Question 2.11: Acceleration of Air by a Fan A fan that consumes 20 W of ele...

A fan is claimed to increase the velocity of air to a specified value while consuming electric power at a specified rate. The validity of this claim is to be investigated.

Assumptions      The ventilating room is relatively calm, and air velocity in it is negligible.

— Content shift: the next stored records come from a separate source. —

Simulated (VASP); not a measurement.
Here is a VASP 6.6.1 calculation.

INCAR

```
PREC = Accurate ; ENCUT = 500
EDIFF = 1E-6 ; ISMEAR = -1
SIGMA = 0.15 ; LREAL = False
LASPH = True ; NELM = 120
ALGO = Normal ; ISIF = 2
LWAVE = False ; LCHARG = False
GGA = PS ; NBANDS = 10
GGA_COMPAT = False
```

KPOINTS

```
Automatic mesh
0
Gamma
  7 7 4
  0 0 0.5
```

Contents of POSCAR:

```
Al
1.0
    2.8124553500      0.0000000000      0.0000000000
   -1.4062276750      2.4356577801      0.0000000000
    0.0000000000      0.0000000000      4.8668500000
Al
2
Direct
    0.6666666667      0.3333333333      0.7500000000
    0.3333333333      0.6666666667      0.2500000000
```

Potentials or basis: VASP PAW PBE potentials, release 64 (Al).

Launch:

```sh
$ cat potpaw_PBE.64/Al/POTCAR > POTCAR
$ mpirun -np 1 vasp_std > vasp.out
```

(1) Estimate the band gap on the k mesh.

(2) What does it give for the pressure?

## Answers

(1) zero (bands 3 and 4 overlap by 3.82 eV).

Analysis      First, let’s examine the energy conversions involved: The motor of the fan converts part of the electrical power it consumes to mechanical (shaft) power, which is used to rotate the fan blades in air. The blades are shaped such that they impart a large fraction of the mechanical power of the shaft to air by mobilizing it. In the limiting ideal case of no losses (no conversion of electrical and mechanical energy to thermal energy) in steady operation, the electric power input will be equal to the rate of increase of the kinetic energy of air. Therefore, for a control volume that encloses the fan-motor unit, the energy balance can be written as

\quad\quad\quad\quad\quad\quad\quad\quad\quad\quad\underbrace{\dot{E_{\text {in }}}-\dot{E_{\text {out }}}}_{ \text {Rate of net energy transfer} } =  \underbrace {dE_{system} / dt^{\nearrow 0(steady)}}_{\text{Rate of change in internal, kinetic,}} = 0 \rightarrow \dot{E}_{in} = \dot{E}_{out}

^{\text{by heat, work, and mass}}\quad\quad ^{\text{portential, etc., energies}}

\quad\quad\quad\quad\dot{W}_{\text {elect,in }}=\dot{m}_{\mathrm{air}} \mathrm{ke}_{\mathrm{out}}=\dot{m}_{\mathrm{air}} \frac{V_{\mathrm{out}}^{2}}{2}

Solving for V_{\text {out }} and substituting gives the maximum air outlet velocity to be

V_{\text {out }}=\sqrt{\frac{2 \dot{W}_{\text {elect,in }}}{\dot{m}_{\text {air }}}}=\sqrt{\frac{2(20 \mathrm{~J} / \mathrm{s})}{1.0 \mathrm{~kg} / \mathrm{s}}\left(\frac{1 \mathrm{~m}^{2} / \mathrm{s}^{2}}{1 \mathrm{~J} / \mathrm{kg}}\right)}=6.3 \mathrm{~m} / \mathrm{s}

which is less than 8 \mathrm{~m} / \mathrm{s}. Therefore, the claim is false.

Discussion      The conservation of energy principle requires the energy to be preserved as it is converted from one form to another, and it does not allow any energy to be created or destroyed during a process. From the first law point of view, there is nothing wrong with the conversion of the entire electrical energy into kinetic energy. Therefore, the first law has no objection to air velocity reaching 6.3 m/s -but this is the upper limit. Any claim of higher velocity is in violation of the first law, and thus impossible. In reality, the air velocity will be considerably lower than 6.3 m/s because of the losses associated with the conversion of electrical energy to mechanical shaft energy, and the conversion of mechanical shaft energy to kinetic energy or air.